1. Introduction

(1)

An EST-CNN model that can be directly used in existing commercial photoelectric smoke detectors is established for interferential aerosol recognition and real fire classification.

(2)

A 2D-TS matrix is created to describe the smoke scattering distribution information in spatial and temporal to obtain sufficient characterization parameters during aerosol generation.

(3)

Methods for constructing and pre-processing the scattered light intensity datasets of real fire smoke and interferential aerosol are provided.

(4)

The detector and experimental platform are designed to measure the scattered light intensity information of standard fire smoke and interference oil fume.

2. Materials and Methods

2.2. Dataset for classification

The smoke from the real fires used in this study complies with European standard fires, such as beech wood smoldering fire (TF2), cotton smoldering fire (TF3), polyurethane open flame (TF4), n-heptane open flame (TF5) [20,25,26,27,28,29]. Moreover, a survey by the National Fire Protection Association (NFPA) reported that the most likely cause of detector false alarms is oil fume because its particle size as well as its refractive index are very close to that of real fire smoke [30]. As a result, oil fume is used as a typical interferential aerosol. For aerosols, scattered light intensity under different scattering channels constitutes their spatial feature vector data. Considering that the proposed classification method is expected to be directly applicable to existing photodetectors, data from four detection channels with dual wavelengths and dual angles are used. Moreover, as mentioned in previous subsection, aerosols are continuously generated and aggregated during measurement, thus the scattered light intensity under different time constitutes the temporal feature vector data. To ensure that the scattering feature matrix is a square matrix, the temporal feature vector has the same length as the spatial feature vector, i.e., it consists of the scattered light intensity data at the current moment and the three previous moments. The class of aerosols (real fire smoke and interferential aerosol) and each aerosol dataset used for classification is shown in Tables. 1 and 2.
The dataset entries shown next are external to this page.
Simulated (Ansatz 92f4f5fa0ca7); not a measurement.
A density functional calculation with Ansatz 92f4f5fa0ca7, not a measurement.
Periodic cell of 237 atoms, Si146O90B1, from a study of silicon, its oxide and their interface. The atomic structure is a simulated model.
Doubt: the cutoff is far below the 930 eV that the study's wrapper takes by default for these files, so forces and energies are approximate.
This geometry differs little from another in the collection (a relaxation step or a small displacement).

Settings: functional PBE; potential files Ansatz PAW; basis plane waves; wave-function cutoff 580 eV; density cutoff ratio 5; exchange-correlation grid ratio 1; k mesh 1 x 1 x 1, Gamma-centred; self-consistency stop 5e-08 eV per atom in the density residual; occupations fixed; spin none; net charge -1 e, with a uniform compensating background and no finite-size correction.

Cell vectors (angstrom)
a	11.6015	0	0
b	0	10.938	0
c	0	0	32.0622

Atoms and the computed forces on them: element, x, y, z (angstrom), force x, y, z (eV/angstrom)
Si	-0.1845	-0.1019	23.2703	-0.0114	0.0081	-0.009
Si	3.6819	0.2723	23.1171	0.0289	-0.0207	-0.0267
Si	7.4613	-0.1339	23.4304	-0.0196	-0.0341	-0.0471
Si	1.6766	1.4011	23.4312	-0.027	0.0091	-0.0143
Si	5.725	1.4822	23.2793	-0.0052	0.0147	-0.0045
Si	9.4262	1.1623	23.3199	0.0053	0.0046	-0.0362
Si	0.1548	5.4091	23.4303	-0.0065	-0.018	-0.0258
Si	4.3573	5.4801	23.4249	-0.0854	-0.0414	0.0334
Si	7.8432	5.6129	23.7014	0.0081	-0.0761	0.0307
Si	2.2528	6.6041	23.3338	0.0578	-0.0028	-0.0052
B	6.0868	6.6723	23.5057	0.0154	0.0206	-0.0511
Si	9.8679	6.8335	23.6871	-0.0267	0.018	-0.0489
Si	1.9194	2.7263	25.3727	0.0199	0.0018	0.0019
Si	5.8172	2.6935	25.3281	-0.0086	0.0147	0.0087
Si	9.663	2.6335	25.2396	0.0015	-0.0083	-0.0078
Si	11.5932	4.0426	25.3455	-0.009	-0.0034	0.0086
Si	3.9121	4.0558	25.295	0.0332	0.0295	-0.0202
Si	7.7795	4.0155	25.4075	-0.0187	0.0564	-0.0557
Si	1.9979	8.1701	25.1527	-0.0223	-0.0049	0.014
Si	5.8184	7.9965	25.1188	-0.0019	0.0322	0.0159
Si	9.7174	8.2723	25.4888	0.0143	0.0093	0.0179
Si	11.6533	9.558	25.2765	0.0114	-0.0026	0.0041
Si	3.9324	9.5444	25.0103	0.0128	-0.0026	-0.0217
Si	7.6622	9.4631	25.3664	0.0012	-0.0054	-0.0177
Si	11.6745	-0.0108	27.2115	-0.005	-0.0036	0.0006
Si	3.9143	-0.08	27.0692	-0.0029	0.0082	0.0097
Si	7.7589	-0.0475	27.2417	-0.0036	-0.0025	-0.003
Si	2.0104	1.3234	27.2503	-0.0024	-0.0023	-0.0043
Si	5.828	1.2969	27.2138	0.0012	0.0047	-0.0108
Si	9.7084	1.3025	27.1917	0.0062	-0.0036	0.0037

Table 1. The class of real fire smoke and interferential aerosol.

Table 1. The class of real fire smoke and interferential aerosol.

Aerosol	Beech smoke (TF2)	Cotton smoke (TF3)	Polyurethane smoke (TF4)	N-Heptane smoke (TF5)	Oil fume (Interferential aerosol)
Class (label)	Class 1	Class 2	Class 3	Class 4	Class 5
Feature dataset	$\left[\begin{array}{ccc}{D^1}_{11}& \cdots & {D^1}_{14}\\ ⋮& \ddots & ⋮\\ {D^1}_{41}& \cdots & {D^1}_{44}\end{array}\right]$	$\left[\begin{array}{ccc}{D^2}_{11}& \cdots & {D^2}_{14}\\ ⋮& \ddots & ⋮\\ {D^2}_{41}& \cdots & {D^2}_{44}\end{array}\right]$	$\left[\begin{array}{ccc}{D^3}_{11}& \cdots & {D^3}_{14}\\ ⋮& \ddots & ⋮\\ {D^3}_{41}& \cdots & {D^3}_{44}\end{array}\right]$	$\left[\begin{array}{ccc}{D^4}_{11}& \cdots & {D^4}_{14}\\ ⋮& \ddots & ⋮\\ {D^4}_{41}& \cdots & {D^4}_{44}\end{array}\right]$	$\left[\begin{array}{ccc}{D^5}_{11}& \cdots & {D^5}_{14}\\ ⋮& \ddots & ⋮\\ {D^5}_{41}& \cdots & {D^5}_{44}\end{array}\right]$

Table 2. The dataset of aerosol Class 1 used for classification.

Table 2. The dataset of aerosol Class 1 used for classification.

Class 1	Channel 1	Channel 2	Channel 3	Channel 4
Time 1	${D^1}_{11}$	${D^1}_{12}$	${D^1}_{31}$	${D^1}_{41}$
Time 2	${D^1}_{21}$	${D^1}_{22}$	${D^1}_{32}$	${D^1}_{42}$
Time 3	${D^1}_{31}$	${D^1}_{32}$	${D^1}_{33}$	${D^1}_{43}$
Time 4	${D^1}_{41}$	${D^1}_{42}$	${D^1}_{34}$	${D^1}_{44}$

2.3. Embedded spatial-temporal convolution neural network

EST-CNN model consists of three modules: data preprocessing, feature analysis and classification. Among them, the data preprocessing and feature analysis modules use CNN and the classification module uses FCN. The overall structural design and network logic schematic of the EST-CNN model are shown in Figs. 1 and 2, respectively. Limited by the processor performance of the photoelectric smoke detector, the overall number of parameters of the model is required to be as few as possible, i.e., the number of layers and nodes of the network are required to be tailored as much as possible. Therefore, in data preprocessing, both the spatial and temporal data of the scattered light intensity are extracted with one layer of CNN to extract the corresponding feature vectors respectively. The scattering feature extraction network is composed of three CNNs with convolutional kernels of size $3\times 3$, $3\times 3$, $2\times 2$. Aerosol classification network is a single full connected layer with Softmax function.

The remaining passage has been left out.